Manufacturer's Suggested Retail Price              $ 42,660
Price As Tested                                    $ 45,340
Engine Type                     SOHC 2V 5.4 Liter V8 w/SEC*
Engine Size                                 330 cid/5410 cc
Horsepower                                   230 @ 4250 RPM
Torque (pounds/feet)                         325 @ 3000 RPM
Wheelbase/Width/Length                  119.1"/79.9"/204.8"
Transmission                           Four-speed automatic
Curb Weight                                     5584 pounds
Fuel Capacity                                    30 gallons
Tires  (F/R)                                     P245/75R16
Brakes (F/R)                          Disc (ABS)/disc (ABS)
Drive Train                    Front-engine/all-wheel-drive
Vehicle Type                      Eight-passenger/four-door
Domestic Content                                        N/A
Coefficient of Drag (Cd.)                              0.43


EPA Economy, miles per gallon
   city/highway/average                            13/17/14
0-60 MPH                                       10.7 seconds
Payload                                            1800 lbs
Towing-capacity                                    8000 lbs
     * Sequential electronic control

In the car business, entering into the hottest vehicle segment when it has peaked is like a superstar player going to a Super Bowl contender team after the regular season is over.

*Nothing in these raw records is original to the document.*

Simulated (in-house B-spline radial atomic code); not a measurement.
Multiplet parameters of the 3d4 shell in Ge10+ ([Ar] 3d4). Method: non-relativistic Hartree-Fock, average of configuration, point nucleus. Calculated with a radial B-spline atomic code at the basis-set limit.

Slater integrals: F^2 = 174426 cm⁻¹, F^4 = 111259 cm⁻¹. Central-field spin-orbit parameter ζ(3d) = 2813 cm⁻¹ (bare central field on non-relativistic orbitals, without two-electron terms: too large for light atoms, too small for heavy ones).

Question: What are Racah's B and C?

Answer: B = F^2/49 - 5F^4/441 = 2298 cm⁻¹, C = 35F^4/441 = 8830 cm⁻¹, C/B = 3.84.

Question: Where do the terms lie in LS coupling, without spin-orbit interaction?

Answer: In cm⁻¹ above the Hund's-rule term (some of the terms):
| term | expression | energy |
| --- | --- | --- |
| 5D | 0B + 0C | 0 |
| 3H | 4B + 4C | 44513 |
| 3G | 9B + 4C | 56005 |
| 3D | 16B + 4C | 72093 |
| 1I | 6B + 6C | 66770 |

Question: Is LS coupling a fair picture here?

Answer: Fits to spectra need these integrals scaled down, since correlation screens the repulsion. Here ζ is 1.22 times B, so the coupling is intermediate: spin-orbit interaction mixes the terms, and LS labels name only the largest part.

Ford has put Lincoln-Mercury in the starting SUV lineup in the powerful position of being totally upscale, and ready to tackle the competition. Available in 4X4 or 4X2 form, Navigator may seem all luxury, but it's much more than that.

OUTSIDE - Navigator differs in appearance from its Expedition cousin in every aspect except the roof panel. Up front is a chrome grille above a wrap-around valance and bumper combination, as well as a composite hood, unique front fenders and integrated running boards. In back, the rear lift gate and bumper are Navigator-specific, as is the chrome- ringed licence plate and reverse lamp cluster that gives it a unique, non-Expedition look. A Class-III trailer hitch is nicely integrated into the rear bumper, giving the full-sized SUV up to 8000 pounds of towing capacity. Cast aluminum wheels are mated to 16-inch all-weather tires, (taller 17-inch units are optional) and although most Navigators will never see the outback, an optional skid plate package keeps sharp rocks from damaging mechanical components.

INSIDE - Navigator's intent is to provide as luxurious an experience as an SUV can provide. The seats are covered in soft leather upholstery, and the first and second row chairs are "captain's" units. A second-row bench seat is an option, and the standard third-row bench is comfortable only for small adults and children. The steering wheel is covered half in wood and half in leather, while small amounts of polished wood trim on the dash, door panels and center console give an extra splash of luxury, as does an optional six-disc CD changer comes mounted inside the center console. Extensive use of sound-deadening materials in the floor and roof pillars, as well as on the underside of the hood and instrument panel, help give an extremely quiet ride. Power windows, door locks, mirrors and seats are standard, as are automatic temperature control, an AM/FM cassette stereo, cruise control, intermittent wipers, tilt steering and remote keyless entry.

ON THE ROAD - Power comes from a standard 5.4 liter overhead cam V8 Ford engine, the same one used as optional power in the Expedition. It is rated at 230 horsepower and 325 lb-ft of torque, and is tuned for truck duty, so low-end power is the focus. It uses an overhead camshaft for each cylinder bank, sequential fuel injection and an electronically- controlled four-speed automatic transmission. It can haul as much as 1800 pounds of payload, or transport seven passengers effortlessly, especially up steep mountain grades. Its all-wheel-drive unit is given the name Control-Trac, and can be shifted into one of four positions: 2WD (for street use); 4WD (traversing snow or mud-covered roads); automatic 4WD (it senses wheel slip and will redirect torque to the front wheels as needed); 4WD Low (for rough country duty or yanking a boat up a slippery launch ramp).

BEHIND THE WHEEL - Lincoln has done its best to make Navigator ride like a car, but that's tough to accomplish when it rides on a boxed ladder-type truck chassis and heavy-duty suspension components. The front suspension is independent, a design long used on passenger cars, but the solid rear axle is definitely all truck. Navigator 4X4s also use a load-leveling air-pressurized system that will raise or lower the vehicle depending on the situation. When the key is switched off, the vehicle will drop by one inch, so exiting is easier. It will also rise by one inch when operated in 4WD Low range to give extra ground clearance. Its ride is stable, although really rough pavement will make the tail shudder somewhat. It uses recirculating ball steering that features variable-rate power boost, and four-wheel disc brakes with an anti-lock braking system (ABS) for excellent stopping power.

SAFETY - Dual airbags, ABS and side-impact beams are all standard.

OPTIONS - A 290-watt stereo and six-disc CD changer add $950, while rear A/C adds $705.